Sometimes we need to calculate probabilities for compound events that are connected by the word “and.” This requires that we look for outcomes that are common to both events. As we saw with sets and truth tables, the intersection \(A \cap B\) and conjunction \(A \wedge B\) refer to where both \(A\) and \(B\) occur. When working with probabilities, these events may occur at the same time or they could happen in a sequence, such as \(A\) followed by \(B\).
How we calculate the theoretical probability of the event "\(A \text{ and } B\)" depends on whether the two events are independent or dependent. So, we must discuss these concepts before developing a formula.
Two events \(A\) and \(B\) are independent if the probability that \(B\) occurs is the same whether or not \(A\) occurs. If the probability of \(B\) is affected by the occurrence of \(A\), then we say that the events are dependent.
Coin tosses and die rolls are common examples of independent events – tossing heads does not change the probability of tossing heads the next time. The probability of tossing a heads on the second toss is still 1/2 no matter if there was a heads or tails on the first toss. Likewise, rolling a six on a first die does not change the probability that the next roll will be a six.
Another example of independent events is randomly selecting items from a container when the items are selected with replacement. By replacing the item after the first selection, we reset the probability back to what it was before we made the selection. Since the probabilities in the second selection are the same as the first selection, the events are independent.
If we select without replacement, however, we change the total number of possible outcomes, thereby changing the probabilities in subsequent selections. For example, if we select two people from a group for a committee, the first member selected cannot be selected again so the sample space (and therefore the probabilities) for the second selection has changed. So, if we draw without replacement, the events will be dependent.
What about drawing two cards from a deck? This can be a bit tricky. When you draw the first card and put it back before drawing a second card, the sample space for drawing the second card remains 52 cards just as it was for the first card. These events are independent. However, if you draw the first card and put it aside before drawing a second card, the sample space for drawing the second card changes to 51 because one card has been removed. This is an example of events that are dependent.

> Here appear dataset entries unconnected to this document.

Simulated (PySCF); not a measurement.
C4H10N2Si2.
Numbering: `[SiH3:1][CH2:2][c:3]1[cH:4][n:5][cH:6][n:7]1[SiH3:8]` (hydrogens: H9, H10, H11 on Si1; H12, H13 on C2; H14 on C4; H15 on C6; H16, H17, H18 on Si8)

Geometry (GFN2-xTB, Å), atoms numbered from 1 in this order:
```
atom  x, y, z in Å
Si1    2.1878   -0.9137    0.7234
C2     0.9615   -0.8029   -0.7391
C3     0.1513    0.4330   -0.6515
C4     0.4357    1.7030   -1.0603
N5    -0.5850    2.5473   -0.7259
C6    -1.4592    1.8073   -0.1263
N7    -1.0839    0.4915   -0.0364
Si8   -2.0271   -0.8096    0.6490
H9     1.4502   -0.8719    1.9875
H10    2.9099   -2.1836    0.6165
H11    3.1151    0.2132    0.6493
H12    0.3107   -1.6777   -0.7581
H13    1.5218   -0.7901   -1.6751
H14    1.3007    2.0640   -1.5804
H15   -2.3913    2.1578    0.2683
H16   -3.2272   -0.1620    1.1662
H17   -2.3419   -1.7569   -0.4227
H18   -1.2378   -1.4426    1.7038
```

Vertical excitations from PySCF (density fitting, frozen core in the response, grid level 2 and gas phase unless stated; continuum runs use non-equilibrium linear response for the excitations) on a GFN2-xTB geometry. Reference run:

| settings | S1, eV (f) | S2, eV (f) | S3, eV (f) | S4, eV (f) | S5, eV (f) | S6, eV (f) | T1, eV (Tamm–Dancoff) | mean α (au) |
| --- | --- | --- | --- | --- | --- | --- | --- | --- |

Two events are independent events if the occurrence of one event has no effect on the probability of the occurrence of the other event. Examples of independent events include tossing coins, rolling dice, spinning spinners, and selecting items from a group when the items are replaced after each selection.
Two events are dependent events if the occurrence of one event has an effect on the probability of the occurrence of the other event. Examples of dependent events include selecting items from a group when the items are not replaced after each selection.
Determine whether each pair of events are independent or dependent.
- Flipping a coin twice and getting tails both times.
- Selecting a president and then a vice president at random from a pool of five equally qualified individuals.
- The event that it will be cold in Washington, DC tomorrow and the event that it will be cold in Baltimore tomorrow.
- Wearing your lucky socks and getting an A on your exam.
Solution
- The probability of getting tails on the first flip is \(\frac{1}{2}\). After flipping tails, the probability of getting tails on the second flip is still \(\frac{1}{2}\). Since the probability of flipping tails on the second flip did not change because we flipped tails on the first flip, the events are independent.
- Since two different people will be put in the role of president and vice president, we are drawing without replacement and the events are therefore dependent.
- If it is cold in Baltimore it is more likely that it will be cold in Washington, so the events are dependent.
- The socks you wear do not have a direct effect on how well you do on your exam, so these events are independent.
Determine whether each pair of events are independent or dependent.
- Rolling a die twice and getting '2' both times.
- Getting two hearts when selecting one card from a well-shuffled deck, setting it aside, and then selecting another card.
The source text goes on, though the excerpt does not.